In this instance, past tense vs. past participle indicates actions that took place in the past, but one is the "present" of the novel and the other is a completed action farther back in the past.

To elucidate:

She closed the book. Her father had given it to her as a gift three months ago. When she had first read it, it had given her goosebumps.

She closed the book is in the present of the story, even if it's being told in past tense. It's what she just did right now.

Three months ago, her father gave her a book. Three months ago (or less), she read the book, and she got goosebumps.

Those actions took place in the distant past, and they were completed. To separate them from the "present-past" of the story's actions, you use the past participle.

Your other example is a little trickier. Let's break it up:

She closed the book.

Present of the story.

Her father gave it to her as a gift three months ago.

This tense doesn't work. Gave in this specific sentence is the present of the story. You need to use had given.

When she first read it, it gave her goosebumps.

This can be parsed as "a continuing action in the past," as opposed to "a completed action in the past." It had given her goosebumps means it happened and it's done. Because you're using When here, it indicates that the actions happened farther back in the past, so you can get away with the "present-past" of she first read it, it gave her goosebumps. She's kind of remembering being back at that moment and reliving it.

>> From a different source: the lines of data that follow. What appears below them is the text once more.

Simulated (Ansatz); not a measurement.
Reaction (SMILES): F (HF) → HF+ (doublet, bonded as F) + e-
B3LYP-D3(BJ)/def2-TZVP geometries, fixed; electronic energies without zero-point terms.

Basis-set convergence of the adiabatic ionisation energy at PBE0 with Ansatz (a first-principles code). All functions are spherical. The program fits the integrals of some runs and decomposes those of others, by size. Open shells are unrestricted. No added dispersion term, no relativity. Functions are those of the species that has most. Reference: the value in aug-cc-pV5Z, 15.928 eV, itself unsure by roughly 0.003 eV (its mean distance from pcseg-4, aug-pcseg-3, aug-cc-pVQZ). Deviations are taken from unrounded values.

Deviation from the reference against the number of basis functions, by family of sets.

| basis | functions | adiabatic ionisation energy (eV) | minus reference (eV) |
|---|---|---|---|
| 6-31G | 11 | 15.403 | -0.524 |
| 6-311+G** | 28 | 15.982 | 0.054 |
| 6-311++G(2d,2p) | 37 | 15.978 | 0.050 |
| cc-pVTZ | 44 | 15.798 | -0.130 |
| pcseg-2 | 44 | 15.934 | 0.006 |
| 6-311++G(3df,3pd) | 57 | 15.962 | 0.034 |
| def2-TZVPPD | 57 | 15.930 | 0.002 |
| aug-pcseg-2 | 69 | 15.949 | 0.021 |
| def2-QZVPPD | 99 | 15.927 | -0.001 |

Try setting your sentences in the present tense as an experiment and see if that makes it clearer:

She turns the final page with a sigh, closes the book, and hugs it to her chest. Her father had given it to her as a gift three months ago. When she had first read it, it had given her goosebumps.

versus:

She turns the final page with a sigh, closes the book, and hugs it to her chest. Her father gave it to her as a gift three months ago. When she first read it, it gave her goosebumps.

No matter what, Her father gave simply doesn't ring right. It has to be Her father had given.